Friday, January 13, 2012

Preparing for Battle in Northeast North Carolina


The combined fleet of the "Burnside Expedition," as it left Hampton Roads for Cape Hatteras
With Cape Hatteras secured Union ground forces in mid 1861, both sides recognized that one of the next targets would be the Albemarle Sound.  Confederate forces were under the command Norfolk-native Commodore William F. Lynch (most famous for leading a U.S. Navy expedition to the Holy Land in 1840s to prove the existence of the Biblical cities of Sodom and Gomorrah) and the 33rd Governor of Virginia, Brigadier General Henry A. Wise. The two men did not get along very well, with Confederate Army officers not taking the threat of a Union attack seriously and not shipping more heavy guns to Roanoke Island. Most of the 179 guns guarding Norfolk and Portsmouth were geared towards an attack from Hampton Roads, not from the south.

On the Union side, Brigadier General Ambrose Burnside had begun assembling a combined task force in Annapolis and Hampton Roads.  With the blessing of General George McClellan, Burnside assembled a 12,000-man division made up of men mostly from coastal towns.  He then integrated with the division, a squadron of lightly armed steam gunboats.  The U.S. Navy under the control Flag-officer Louis Goldsborough and Dublin, Ireland-native Commander Stephen Rowan assembled their own force of more heavily armed, light draft gunboats.  By the beginning of 1862, sixty gunboats and transports had assembled in Hampton Roads.

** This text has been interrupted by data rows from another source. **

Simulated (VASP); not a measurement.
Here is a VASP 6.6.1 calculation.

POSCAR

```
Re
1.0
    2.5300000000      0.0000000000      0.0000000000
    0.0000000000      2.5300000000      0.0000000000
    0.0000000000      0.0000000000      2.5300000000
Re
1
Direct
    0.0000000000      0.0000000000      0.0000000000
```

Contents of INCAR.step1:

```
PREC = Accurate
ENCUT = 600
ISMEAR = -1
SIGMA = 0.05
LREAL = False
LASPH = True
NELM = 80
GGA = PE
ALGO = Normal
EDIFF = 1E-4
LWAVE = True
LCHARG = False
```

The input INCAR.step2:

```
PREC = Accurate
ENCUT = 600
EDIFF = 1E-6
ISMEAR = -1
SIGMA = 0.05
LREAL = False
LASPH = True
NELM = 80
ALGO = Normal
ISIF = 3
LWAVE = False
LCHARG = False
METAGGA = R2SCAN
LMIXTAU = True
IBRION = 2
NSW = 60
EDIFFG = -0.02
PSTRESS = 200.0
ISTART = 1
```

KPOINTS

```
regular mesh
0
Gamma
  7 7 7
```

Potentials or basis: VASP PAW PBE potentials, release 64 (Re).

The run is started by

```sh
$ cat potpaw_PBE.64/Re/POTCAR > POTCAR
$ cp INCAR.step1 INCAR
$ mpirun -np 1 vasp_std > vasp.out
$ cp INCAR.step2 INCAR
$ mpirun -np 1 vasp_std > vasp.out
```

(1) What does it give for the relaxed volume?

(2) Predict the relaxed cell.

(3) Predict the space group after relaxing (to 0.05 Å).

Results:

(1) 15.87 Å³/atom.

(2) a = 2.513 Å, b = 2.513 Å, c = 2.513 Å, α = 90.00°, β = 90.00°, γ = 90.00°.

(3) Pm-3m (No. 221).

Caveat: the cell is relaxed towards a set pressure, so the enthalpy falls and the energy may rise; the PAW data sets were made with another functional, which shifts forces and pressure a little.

Like the Port Royal expedition, Confederate intelligence saw the task force forming in Hampton Roads.   Unlike the Port Royal expedition, they had know idea where it was going.  Speculation ran from targets in North Carolina, South Carolina, or even an assault down the Elizabeth River and Norfolk.  This was due to better secrecy on the Union side as individual ship commanders did not receive their orders until the day they left Hampton Roads.   In early January 1862, the fleet deployed.  Their target: Roanoke Island.